For Google, you’re quite an enigma. Can you tell us something about your background?
I started playing classical guitar at the age of 12. Some years later I received an electric guitar as a birthday present and started looping my guitar lines; it was one of the most incredible discoveries in my life. Subsequently I began to record my compositions, added a keyboard to my setup and played them live. When I began my degree in electro acoustic music – which I’m about to finish – I became interested in electronic (not dance!) and electroacoustic music, which led to making music with my computer. By getting a Zoom recorder, I realized I could record and sample everything that surrounded me, which was another important discovery. Since then, I’ve been mainly working with samples, either recorded by me or downloaded from sample packs of video games or artists I like (like Foodman, for example). I don’t use a lot of synthesizers and prefer concrete sounds, using them in the way Pierre Schaeffer did. DR
Looking at your discography, you seem pretty prolific. How do you start working on new material and what does the process look like?
It depends on how I’m feeling and what the music is for. When I met Cameron from Sun Ark Records, he opened an Ableton session, showed me some things he does, and ultimately asked me to release on his label. I felt really inspired by the way he makes music and started composing with all that useful information. For my release on Orange Milk Records, on the other hand, I was experimenting with raw materials: wood, metal, paper, and then decided to use all the wood samples in one song, wood in another, and so on. I think I made the whole album in a week so I wouldn’t have the time to listen to it too much and reach the point where I being thinking it’s not good – it’s something that usually happens to me.
To me, the earlier releases in your career have a more classic footwork or IDM feel, while your later releases sound more abstract and subtle. How come?
Ten years ago, I listened to Foodman a lot. Back then, I was really fascinated by his music and even had an email conversation with him. Some years later, I discovered DJ Rashad and other footwork music, realizing that Foodman was also making footwork, but in a very weird and crazy way. So I started making footwork, which I mainly liked because of the ways you can experiment with certain elements of the genre. I felt I could almost do anything in footwork. When my footwork obsession tempered a bit, I began to listen to other music and changed the feelings I wanted to transmit in my music.
Regarding these feelings: the liner notes of the Groove 4 record, released on the Outlines label, state the surprising combinations, witty humor and phantasmagoria in your music. What do you want to express in your music?
I always hated the term “humorous” for my music (Laughs). But I know it has some humorous elements in it, and I’m totally ok with it. Music, and art in general, has the power be interpreted in infinite ways, which is pure magic. As a creator, you cannot control this. I like the temporal nature of music, being something that develops over time, which makes it different from a photograph or a painting. You can step into a narrative in a fictional world, not because it tells a story per se – I am not telling a concrete story in my music – but as a space you can enter and navigate. I like creating virtual, fictional worlds.

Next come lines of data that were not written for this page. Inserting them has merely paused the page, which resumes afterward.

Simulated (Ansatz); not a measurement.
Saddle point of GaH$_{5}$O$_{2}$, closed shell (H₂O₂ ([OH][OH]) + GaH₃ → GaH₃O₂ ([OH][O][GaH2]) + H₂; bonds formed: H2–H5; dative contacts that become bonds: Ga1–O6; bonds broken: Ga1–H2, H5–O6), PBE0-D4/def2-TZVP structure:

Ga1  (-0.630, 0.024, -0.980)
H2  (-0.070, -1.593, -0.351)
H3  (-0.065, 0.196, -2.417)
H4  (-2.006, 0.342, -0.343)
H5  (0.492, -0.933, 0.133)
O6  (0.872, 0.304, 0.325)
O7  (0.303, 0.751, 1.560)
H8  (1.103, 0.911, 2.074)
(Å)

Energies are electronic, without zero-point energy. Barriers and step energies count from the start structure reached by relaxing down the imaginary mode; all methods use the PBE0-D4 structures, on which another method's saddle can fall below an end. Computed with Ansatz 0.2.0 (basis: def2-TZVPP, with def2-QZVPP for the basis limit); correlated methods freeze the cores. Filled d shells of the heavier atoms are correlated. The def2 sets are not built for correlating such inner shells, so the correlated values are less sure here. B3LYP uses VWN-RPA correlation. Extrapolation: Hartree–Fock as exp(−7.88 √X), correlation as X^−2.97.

How does that make you different from a movie director?
The narrative I’m presenting is not something I’ve thought about prior to the moment I’m creating it. I don’t have a fixed idea in mind when I start making music. The only time I did it that way was for the yearly Japanese Atomic Bomb Compilation series, a project that deals with “the tragedy caused by abuse of nuclear energy” and is released in honor to the victims of the atomic bombs. For that occasion, I made my composition based on that idea and included sounds that listeners can interpret as something relating to bombs. But as I said, the process is usually more abstract. Listeners have the freedom to create their own world within my music. I can express a particular feeling, but they can feel something totally different: this way you can create infinite new worlds.
Your Casa EP and your album on Orange Milk Records both have a very (post-)internet feel and aesthetic to them. Is this music mainly alive on the internet?
Of course. I like the fact that, by using Bandcamp and Soundcloud, I can closely see how different styles of music merge and continuously inspire each other. On the Internet, everything happens really fast, and this phenomenon defines the way we perceive and consume art. I have that in mind when I’m making music.
Is there a local scene for electronic music in Argentina?
Yes, there is. There are several collectives: one of them is the activist and political HiedraH collective that mixes Latin American music with electronic sounds, and which uses nightlife as an act of protest against regulations and oppression. But there are also a lot of artists like me who don’t have a clear identity and are experimenting a lot. And then there’s quite a big dance and a more house-oriented scene, so you have a bit of everything, which is really cool. We all get along even though we make very different music, which is something really beautiful.
And in what way does living in Argentina have an influence on your musical output?
I don’t have this Latin American identity that a lot of local musicians have. That is of course not because I’m against it – I like Argentinean music a lot. I’m just influenced by musicians from all over the world, and have never incorporated specific elements of it into my own productions. I even used to run a label called Mainumby, on which I released different styles of music from all over the country, such as the first two albums of Los Siquicos Litoraleños whose sound is rooted in Argentinean folk music. When I was growing up, we never had the chance to see non-commercial bands, or any bands that we liked, play live, so we had to make a scene ourselves. It’s something that played an important role in the way I grew up making music.